I moved my boat from the Great Lakes to the PNW. A 42 Ocean Alexander 423 classico, which measures out like a lot of 45+ footers. Overheight and overwidth, I did not remove the flybridge, and would not recommend it if you can avoid it, for all the reasons already mentioned. In my case, a marina was being closed to make condos (what a waste), so I did all the prep work for the haul myself - a lot of work, but then I knew how to put it back together at the other end. Even though the bridge did not come off there is still plenty of work to strip everything off the boat for 60 mph winds, and overhead clearance. We also pulled the props to get it as low on the trailer as possible. Keep in mind that several states are very restrictive - in one case, the pilot car was required to drive the route first and then come back and bring the boat which added to the cost. In today's market, figure on about $10+ per mile, so more like $20,000 plus for your haul.

In my case, I wanted the boat for a summer cruising season; if I had it to do over again I would take a hard look at the transport ships, although it takes a delivery cruise to whever they can pick up a boat.

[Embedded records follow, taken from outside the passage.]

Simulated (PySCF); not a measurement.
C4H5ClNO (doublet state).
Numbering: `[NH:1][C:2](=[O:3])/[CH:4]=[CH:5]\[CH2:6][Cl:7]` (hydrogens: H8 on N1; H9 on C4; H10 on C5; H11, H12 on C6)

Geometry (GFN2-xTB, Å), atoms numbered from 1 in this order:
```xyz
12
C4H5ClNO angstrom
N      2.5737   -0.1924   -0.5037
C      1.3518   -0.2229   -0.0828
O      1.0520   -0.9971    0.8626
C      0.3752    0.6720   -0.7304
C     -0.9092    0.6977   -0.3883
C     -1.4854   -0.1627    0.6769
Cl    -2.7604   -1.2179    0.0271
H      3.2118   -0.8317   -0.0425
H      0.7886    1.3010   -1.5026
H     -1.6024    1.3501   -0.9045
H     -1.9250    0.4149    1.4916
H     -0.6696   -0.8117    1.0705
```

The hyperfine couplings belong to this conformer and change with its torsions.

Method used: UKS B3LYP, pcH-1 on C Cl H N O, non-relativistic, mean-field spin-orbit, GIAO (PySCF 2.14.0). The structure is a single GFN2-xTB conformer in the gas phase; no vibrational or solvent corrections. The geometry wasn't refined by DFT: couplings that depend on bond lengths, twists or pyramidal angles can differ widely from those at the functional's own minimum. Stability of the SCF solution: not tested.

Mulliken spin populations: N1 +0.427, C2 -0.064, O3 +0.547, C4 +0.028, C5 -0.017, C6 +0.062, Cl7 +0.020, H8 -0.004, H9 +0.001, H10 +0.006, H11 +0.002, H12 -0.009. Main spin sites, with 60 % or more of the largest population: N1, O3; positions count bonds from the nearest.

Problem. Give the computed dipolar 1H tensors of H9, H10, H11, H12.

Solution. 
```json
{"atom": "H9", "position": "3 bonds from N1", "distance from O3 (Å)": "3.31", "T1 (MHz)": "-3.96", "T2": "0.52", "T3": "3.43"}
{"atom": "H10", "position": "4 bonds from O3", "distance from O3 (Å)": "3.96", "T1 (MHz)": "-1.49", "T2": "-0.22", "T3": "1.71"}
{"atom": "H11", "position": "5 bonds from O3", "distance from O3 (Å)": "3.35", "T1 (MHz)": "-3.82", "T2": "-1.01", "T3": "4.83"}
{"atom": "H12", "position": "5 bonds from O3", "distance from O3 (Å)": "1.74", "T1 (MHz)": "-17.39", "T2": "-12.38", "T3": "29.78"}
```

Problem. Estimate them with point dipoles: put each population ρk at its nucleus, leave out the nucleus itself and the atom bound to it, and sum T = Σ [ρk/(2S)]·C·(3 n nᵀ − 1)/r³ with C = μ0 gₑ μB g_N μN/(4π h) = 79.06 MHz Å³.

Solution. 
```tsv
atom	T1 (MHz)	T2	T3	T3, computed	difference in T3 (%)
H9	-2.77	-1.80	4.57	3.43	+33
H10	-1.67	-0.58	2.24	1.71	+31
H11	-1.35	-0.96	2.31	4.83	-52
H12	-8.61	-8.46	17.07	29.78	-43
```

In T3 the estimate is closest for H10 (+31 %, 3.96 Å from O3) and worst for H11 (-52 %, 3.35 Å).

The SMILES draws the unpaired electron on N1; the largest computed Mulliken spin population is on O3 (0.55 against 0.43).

So, factor this in to your purchase price, which I did when we bought.

Woodsong mentioned the difference between a freshwater and salt water boat, and that was true for us. I bought a previous boat which had been in salt water (Cabo), and there were lots of insidious things; for example windsheild wiper shafts which were badly corroded - impossible to survey. Also an engine always has some valves open to the environment. I think there is some premium to a freshwater boat.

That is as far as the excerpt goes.